Opening night of the Jewish Music Festival is fast approaching, and for director Ellie Shapiro it is crunch time. At 9 p.m. on a Monday, Shapiro is still on the clock.

The festival opens Saturday, March 19, and runs through Sunday, April 3, at venues across the Bay Area.

This being the 20th anniversary of the West Coast’s most prestigious Jewish music festival, Shapiro is trying to mark the milestone with the best event ever. But she still needs an emcee for the Jewish hip-hop concert, and travel arrangements are pending for some of the headliners. So she’s up late working the phones.

Shapiro actually holds several titles at the Jewish Music Festival, including director and booker of talent. She holds another title too, though it doesn’t show up on her resume: Keeper of the Scrapbook.

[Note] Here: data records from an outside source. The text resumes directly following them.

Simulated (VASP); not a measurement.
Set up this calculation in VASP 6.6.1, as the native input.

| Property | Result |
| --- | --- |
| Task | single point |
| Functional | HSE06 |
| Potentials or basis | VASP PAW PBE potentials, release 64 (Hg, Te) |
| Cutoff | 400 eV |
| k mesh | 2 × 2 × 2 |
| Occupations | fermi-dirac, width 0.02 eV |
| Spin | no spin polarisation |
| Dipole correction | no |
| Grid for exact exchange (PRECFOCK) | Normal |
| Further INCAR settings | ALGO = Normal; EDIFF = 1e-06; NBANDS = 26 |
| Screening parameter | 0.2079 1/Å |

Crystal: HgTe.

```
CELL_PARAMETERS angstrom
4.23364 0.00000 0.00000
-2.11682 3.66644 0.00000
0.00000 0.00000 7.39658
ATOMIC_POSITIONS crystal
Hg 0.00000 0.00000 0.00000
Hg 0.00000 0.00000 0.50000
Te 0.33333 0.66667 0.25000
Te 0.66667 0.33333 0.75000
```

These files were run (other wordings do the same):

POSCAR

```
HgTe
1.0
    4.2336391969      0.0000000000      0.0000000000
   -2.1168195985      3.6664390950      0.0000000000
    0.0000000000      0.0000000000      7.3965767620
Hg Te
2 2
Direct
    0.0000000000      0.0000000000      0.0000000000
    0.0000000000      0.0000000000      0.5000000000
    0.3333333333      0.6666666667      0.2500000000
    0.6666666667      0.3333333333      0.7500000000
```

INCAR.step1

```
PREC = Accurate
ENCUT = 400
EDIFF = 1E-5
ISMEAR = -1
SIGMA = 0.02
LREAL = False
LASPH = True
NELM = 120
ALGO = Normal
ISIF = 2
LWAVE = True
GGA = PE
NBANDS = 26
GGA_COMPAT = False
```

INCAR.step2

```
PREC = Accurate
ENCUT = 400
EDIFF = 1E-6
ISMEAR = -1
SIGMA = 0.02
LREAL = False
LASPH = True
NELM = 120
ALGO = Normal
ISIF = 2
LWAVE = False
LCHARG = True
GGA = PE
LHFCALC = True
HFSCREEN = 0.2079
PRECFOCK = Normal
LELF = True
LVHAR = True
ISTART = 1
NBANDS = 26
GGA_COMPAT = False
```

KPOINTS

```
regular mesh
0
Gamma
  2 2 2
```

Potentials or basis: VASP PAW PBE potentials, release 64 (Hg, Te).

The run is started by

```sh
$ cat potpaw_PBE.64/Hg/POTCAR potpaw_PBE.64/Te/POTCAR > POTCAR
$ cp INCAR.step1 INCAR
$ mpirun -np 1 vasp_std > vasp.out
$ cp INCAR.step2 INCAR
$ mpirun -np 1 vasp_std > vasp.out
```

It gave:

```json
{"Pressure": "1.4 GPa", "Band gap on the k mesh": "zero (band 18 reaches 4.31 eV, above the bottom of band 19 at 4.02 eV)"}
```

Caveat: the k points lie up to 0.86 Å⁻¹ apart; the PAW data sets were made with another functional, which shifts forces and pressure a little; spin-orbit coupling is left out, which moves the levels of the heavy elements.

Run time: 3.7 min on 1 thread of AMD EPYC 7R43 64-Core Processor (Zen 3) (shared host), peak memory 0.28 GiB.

Among the many artifacts crammed into her office at the Berkeley Richmond Jewish Community Center is the official festival scrapbook filled with fliers, brochures, press clips and other souvenirs spanning its history.

As she flips through the pages, memories of festivals past come flooding back. The program for the very first Jewish Music Festival in 1985 is a simple Xerox job that resembles a PTA bake-sale announcement and elicits a chuckle from Shapiro. “We’ve sure grown enormously from this haimish event,” she says, pointing to the flier. “In terms of festivals like this, we are the biggest in the country.”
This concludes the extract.